Faiz Ahmed headshot

Faiz Ahmed Visiting Fellow

Faiz Ahmed is the Joukowsky Family Distinguished Associate Professor of Modern Middle Eastern History at Brown University. Professor Ahmed specializes in the late Ottoman and British empires, Afghanistan, and diasporic communities tied to the region we today call the Middle East. His core research and teaching engage questions of human mobility, travel, and migration; social histories of Islamic law and learning; and the intersections of constitutionalism, citizenship, and diplomacy.

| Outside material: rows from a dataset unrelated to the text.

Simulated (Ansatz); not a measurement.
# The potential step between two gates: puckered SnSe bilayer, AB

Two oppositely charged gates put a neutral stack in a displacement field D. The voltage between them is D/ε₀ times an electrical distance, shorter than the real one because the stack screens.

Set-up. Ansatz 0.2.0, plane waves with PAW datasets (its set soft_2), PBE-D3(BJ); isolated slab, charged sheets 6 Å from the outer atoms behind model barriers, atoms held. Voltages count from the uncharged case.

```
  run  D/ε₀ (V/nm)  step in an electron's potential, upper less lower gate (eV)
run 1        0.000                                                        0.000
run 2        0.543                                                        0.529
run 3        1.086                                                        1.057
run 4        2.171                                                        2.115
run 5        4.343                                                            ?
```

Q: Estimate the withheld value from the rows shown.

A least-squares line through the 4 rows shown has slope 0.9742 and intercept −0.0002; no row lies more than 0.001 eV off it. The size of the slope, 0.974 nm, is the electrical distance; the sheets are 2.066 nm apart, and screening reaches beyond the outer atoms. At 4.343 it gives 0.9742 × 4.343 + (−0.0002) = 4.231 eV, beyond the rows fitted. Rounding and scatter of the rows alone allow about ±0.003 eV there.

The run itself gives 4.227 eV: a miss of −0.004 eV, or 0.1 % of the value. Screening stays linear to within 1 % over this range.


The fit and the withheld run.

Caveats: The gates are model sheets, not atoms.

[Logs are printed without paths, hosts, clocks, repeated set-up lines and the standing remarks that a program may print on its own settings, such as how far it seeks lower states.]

Dr. Ahmed’s first book, Afghanistan Rising: Islamic Law and Statecraft between the Ottoman and British Empires (Harvard University Press), was awarded the American Historical Association’s John F. Richards Prize in 2018. His current research explores historical ties and engagements of the Ottoman Empire in the Americas, with a focus on social, economic, and legal connections to the United States and Canada during the long nineteenth century. Ahmed’s published articles can be found in journals of law, history, and Middle East Studies, including Law and History Review; Global Jurist; Comparative Studies of South Asia, Africa, and the Middle East; International History Review;International Journal of Middle East Studies; Iranian Studies; Journal of Ottoman Studies (Osmanlı Araştırmaları);Journal of the Ottoman and Turkish Studies Association; and Perspectives on History. Featured interviews can be found on national radio and history channels to local news, including NPR’s Throughline, The Boston Globe, ABC6 Rhode Island News, The Toynbee Prize Foundation, Borderlines, and Ottoman History Podcast.

Professor Ahmed is also co-organizer with his Brown University colleagues Michael Vorenberg, Rebecca Nedostup, and Emily Owens of the Brown Legal History Workshop and Brown Legal Studies collaborative. He earned his Ph.D. in History from the University of California, Berkeley, and his J.D. from the University of California College of the Law, San Francisco.